Boston Charley volunteered to the Sing Sing registrars that he was born in Boston about 1840, and that his real name was Charles H. Marion–information confirmed in city directories from San Francisco and Butte, Montana. However, Charley’s family and early years have not yet been traced. The earliest mentions of him come from the early 1870s, when he was rumored to have been an assistant to William “Canada Bill” Jones, the greatest three-card monte player in history.

Canada Bill plied his trade on Kansas and Missouri passenger trains, and one of the things that Boston Charley learned from him was that that a con man could offer bribes to receive a level of protection from authorities. Canada Bill paid conductors to look the other way; and once (famously) tried to offer a railroad’s management a “license” fee to operate freely on their trains. This was the start of Boston Charley’s political education.

Canada Bill ran into a series of arrests in 1875, which was about the same time that Boston Charley opted to head further west to San Francisco with a gang of bunco steerers. They successfully set up shop, but Charley was arrested twice between September and November, 1875.

As Byrnes indicates, Charley returned to Boston and tried running a bunco operation there, but had no influence to prevent being shut down, and was forced to flee. He returned to San Francisco and formed a new bunco gang with Jack Dowd and Doc Boone. Though they had paid bribes to police officials, the gang was arrested several times, and eventually realized that others on the police force were acting on behalf of a rival gang of bunco artists. This was Charley’s next lesson in politics.

He married a woman in San Francisco named Hazel, but after he was indicted once more, he and Hazel fled to Panama. There, he deserted his bride after less than a year of marriage.

Charley then headed eat to New York City and picked pockets and ran con swindles with Charles Allen, Jimmie Wilson, and Shang Campbell. He was arrested in December 1881 and sentenced to 4 and a half years in Sing Sing under the name Charles Mason. While he was in jail, Hazel got a divorce.

Charley returned to San Francisco when he got out of Sing Sing, but did not tarry long there. By 1887, he decided to head somewhere where other gangs and corrupt officials had not yet taken control; he wound up in Butte, Montana.

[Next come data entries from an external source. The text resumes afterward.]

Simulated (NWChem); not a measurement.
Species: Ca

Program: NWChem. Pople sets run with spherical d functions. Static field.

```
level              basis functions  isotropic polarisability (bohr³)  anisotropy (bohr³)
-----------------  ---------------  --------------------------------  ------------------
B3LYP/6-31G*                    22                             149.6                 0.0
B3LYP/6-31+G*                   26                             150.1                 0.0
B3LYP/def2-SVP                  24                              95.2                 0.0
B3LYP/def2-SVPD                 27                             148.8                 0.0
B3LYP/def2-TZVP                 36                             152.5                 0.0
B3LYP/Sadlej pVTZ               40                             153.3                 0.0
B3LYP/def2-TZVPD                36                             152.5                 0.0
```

In Butte, Charley posed as Col. Charles Lloyd and ran a dance hall/gambling joint. His gambling den featured his customized faro tables (rigged to cheat). He also ran faro games at the local race track that were exposed as crooked. Still, he eluded any penalties for three years, mainly because he was a political kingmaker.

In 1890, Charley Marion returned to New York, and made a woeful attempt to join the Salvation Army to reform himself, producing what may be the funniest incident involving any professional criminal:

“Charles H. Marion plays the accordion with much religious fervor and muscular energy in a Salvation Army band. He played with such vigor and he sang so loud at the barracks, No. 10 Horatio street, on Sunday night that Lieut. David L. Bossey, of the army, tried to restrain him. Marion, however, played and sang even while the preaching was going on, so Bossey had him arrested. ‘He almost breaks my heart,’ complained Lieut. Bossey in the Jefferson Market Court yesterday. ‘He insists on singing the wrong verses.’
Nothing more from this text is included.